The binary logic of asylum

There is a certain logic that often pervades coverage of asylum issues from all sides. The logic turns on the fact that the asylum decision is seen as a pure determination of an individual’s moral worth. Those who are given asylum, the refugee, are often seen as saintly; the failed asylum seeker is seen as quite the opposite.

This binary logic is at work in the representation of this story. Inducing the return of failed asylum seekers with ‘reintegration payments’ is a policy used by the Home Office as an alternative to forced removals, which on average cost the taxpayer more than twice the amount. In this sense it is a pragmatic policy to attempt to deal with the paradox of returns. Yet here the binary logic kicks in: failed asylum seekers are bad and should not be given taxpayers money – even if forcibly removing them costs the taxpayer double.

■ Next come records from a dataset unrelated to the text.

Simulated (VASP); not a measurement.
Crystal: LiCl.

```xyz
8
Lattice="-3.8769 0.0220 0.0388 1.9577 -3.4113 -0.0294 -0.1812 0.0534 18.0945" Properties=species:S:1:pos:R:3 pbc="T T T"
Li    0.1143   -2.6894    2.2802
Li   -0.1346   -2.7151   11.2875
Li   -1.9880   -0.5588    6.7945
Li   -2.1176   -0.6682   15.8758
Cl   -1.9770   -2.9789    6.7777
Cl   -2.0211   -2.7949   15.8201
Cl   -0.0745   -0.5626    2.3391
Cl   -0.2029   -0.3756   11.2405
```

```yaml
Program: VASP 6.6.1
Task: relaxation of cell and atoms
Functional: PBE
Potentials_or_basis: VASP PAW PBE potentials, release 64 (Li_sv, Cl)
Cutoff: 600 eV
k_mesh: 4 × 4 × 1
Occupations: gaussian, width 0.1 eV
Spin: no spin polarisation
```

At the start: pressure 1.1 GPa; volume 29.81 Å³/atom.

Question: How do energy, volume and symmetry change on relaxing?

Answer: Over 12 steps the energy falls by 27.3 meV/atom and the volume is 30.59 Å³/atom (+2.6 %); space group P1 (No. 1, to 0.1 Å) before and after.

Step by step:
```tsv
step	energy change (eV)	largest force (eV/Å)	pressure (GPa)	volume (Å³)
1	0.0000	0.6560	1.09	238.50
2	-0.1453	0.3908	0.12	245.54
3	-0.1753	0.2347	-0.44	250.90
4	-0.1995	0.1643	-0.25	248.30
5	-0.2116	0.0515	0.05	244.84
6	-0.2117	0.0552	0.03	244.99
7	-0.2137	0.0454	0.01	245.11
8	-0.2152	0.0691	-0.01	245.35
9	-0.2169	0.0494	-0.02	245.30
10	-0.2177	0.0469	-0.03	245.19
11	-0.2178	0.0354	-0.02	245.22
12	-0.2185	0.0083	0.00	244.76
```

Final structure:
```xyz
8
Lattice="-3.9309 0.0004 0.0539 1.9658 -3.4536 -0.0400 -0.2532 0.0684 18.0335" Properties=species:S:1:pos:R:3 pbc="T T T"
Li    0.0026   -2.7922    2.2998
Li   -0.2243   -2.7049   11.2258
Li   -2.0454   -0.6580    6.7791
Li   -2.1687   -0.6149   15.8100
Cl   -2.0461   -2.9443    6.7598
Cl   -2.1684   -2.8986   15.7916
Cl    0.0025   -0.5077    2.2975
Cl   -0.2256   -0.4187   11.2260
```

It is understandable that there is concern about people with no remaining legal right to be in the UK receiving any funds. Yet this logic places a huge amount of faith on the asylum determination procedure, which is fraught with complication. There are huge grey areas in asylum decision-making in which someone can have legitimately fled from a civil war but often is not able to prove that they are under specific threat of persecution; there are likely to be cases where the reverse is true. Forced migration and global asylum is a far more complicated issue than can be determined by one decision made on a specific set of criteria.

Furthermore, from this binary logic, the story of failed asylum seekers receiving payments can become embellished. It is argued that this will act as a pull factor to other migrants wanting to use the asylum route to get into the UK. But these payments are conditional on leaving the UK. It is unlikely that people would first save thousands of pounds in order to pay the right agents to transport their family to the UK and then seek asylum in the hope that they would then receive, on average, £1,500 just to return home again.

Campaigning against deportation

Al Bangura, the Watford footballer set to be deported back to Sierra Leone, has received unprecedented support from football fans of all clubs in recent days. Bangura fled the civil war in his country and arrived in the UK as an unaccompanied minor four years ago; he is now a well-paid professional with a family in the UK. The campaign to persuade the Home Secretary to overturn the decision is being led by Watford fans but also has support from professional bodies.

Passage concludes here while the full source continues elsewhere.